On the eve of Sir Alex's 25th anniversary in charge of Manchester United, the Reds boss celebrated in a manner he's become so accustomed to down the years: by guiding his team to victory.
Rather cruelly for Wes Brown, though, it was his gift of an own goal, on his first visit back to Old Trafford after leaving for Sunderland in the summer, that settled the contest.
At the end of a game that was largely devoid of, United had moved to within two points of Manchester City (the Blues later beat Queens Park Rangers 3-2 to restore a five-point advantage), albeit without displaying much of the artistry and adventure that has characterised so many of Sir Alex's sides down the years. The tributes came from elsewhere, though. A giant banner was hung the length of the Stretford End, supporters received commemorative tribute magazines and Sir Alex himself was paraded before Old Trafford before kick-off, entering the pith through a guard of honour formed by the two teams.
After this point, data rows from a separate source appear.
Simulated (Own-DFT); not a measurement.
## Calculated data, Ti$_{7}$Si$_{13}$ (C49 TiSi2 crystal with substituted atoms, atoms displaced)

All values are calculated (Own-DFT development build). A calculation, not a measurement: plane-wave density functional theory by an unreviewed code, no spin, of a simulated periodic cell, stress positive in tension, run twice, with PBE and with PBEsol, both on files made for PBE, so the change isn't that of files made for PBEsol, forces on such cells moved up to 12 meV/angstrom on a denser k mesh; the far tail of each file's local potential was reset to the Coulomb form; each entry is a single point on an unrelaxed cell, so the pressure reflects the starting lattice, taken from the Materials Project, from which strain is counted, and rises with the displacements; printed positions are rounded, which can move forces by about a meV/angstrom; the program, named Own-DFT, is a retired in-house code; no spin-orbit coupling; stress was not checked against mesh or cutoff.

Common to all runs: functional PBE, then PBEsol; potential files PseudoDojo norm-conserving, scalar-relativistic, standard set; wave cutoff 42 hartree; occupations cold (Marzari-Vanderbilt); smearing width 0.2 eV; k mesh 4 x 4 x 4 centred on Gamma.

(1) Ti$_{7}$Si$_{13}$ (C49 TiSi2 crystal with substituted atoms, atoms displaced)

Then came a bombshell: the club, for the first time in the stadium's 101-year history, had taken the extraordinary step of renaming one of its stands after an individual. Fittingly, Old Trafford's grandest structure, the hulking 26,000-capacity North Stand, is now known as the Sir Alex Ferguson Stand.
Of course, all this pomp and pageantry was just a prelude to the main event: a Barclays Premier League fixture the Reds were desperate to win. The contest began badly for Sunderland striker Conor Wickham, though, who appeared to twist his ankle in a freak off-the-ball incident before even 60 seconds had elapsed. His afternoon was over barely after it had begun.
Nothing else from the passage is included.